This paper consists of the following three parts:
Part One A review on study progress of new fluid catalytic cracking catalyst in synthesis, analysis, characterization and reaction properties
Chapter One A review on study progress of the new material of fluid catalytic cracking catalyst
The fluid catalytic cracking (FCC) reaction and its catalytic cracking catalysts are introduced when the new materials for FCC catalyst and its process are summarized and categorized. Then, the potential development and application prospects of FCC catalysts and new materials with the high cracking activity and low coking properties are predicted.

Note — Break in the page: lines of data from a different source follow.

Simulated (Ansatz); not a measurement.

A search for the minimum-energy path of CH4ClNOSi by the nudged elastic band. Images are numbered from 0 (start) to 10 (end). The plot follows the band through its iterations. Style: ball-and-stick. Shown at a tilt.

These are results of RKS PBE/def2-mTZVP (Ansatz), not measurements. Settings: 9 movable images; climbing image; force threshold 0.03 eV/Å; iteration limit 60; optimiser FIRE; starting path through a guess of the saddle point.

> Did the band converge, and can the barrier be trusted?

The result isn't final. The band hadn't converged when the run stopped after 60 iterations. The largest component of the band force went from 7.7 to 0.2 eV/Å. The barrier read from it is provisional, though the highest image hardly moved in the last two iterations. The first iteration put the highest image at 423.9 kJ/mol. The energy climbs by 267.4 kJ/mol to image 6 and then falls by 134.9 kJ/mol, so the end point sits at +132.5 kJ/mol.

Chapter Two Study progress of the fluid catalytic cracking catalyst in relation between reaction capability and pore structure
In the preparation process of FCC catalyst, there is the existence of pore structure and surface area changes. Therefore, the accurate analysis of high-performance research on changes of pore structure characteristics will become the basis of FCC catalyst synthesis. In this paper, the characterization of pore structure analysis, reaction course of changes in pore structure and pore structure model are summarized on the three aspects of FCC catalyst pore structure analysis method, and the characteristics of various methods are compared too. In meantime, the FCC catalyst analysis methods focusing on the prosperous development are discussed. A particular study on the relations between the change of pore structure and reaction properties in the catalyst preparation process is introduced referring to literatures.
Chapter Three A review on the X-ray Fluorescence Spectrometry analysis
This chapter introduces the basic principles and the instrumentation of the X-ray fluorescence spectrometry analysis. It mainly summarizes and categorizes the applications of X-ray Fluorescence Spectrometry, and vistas the newly developing techniques and further trends of the X-ray Fluorescence Spectrometry method to analyze the elements used in the new material catalyst based on the published references.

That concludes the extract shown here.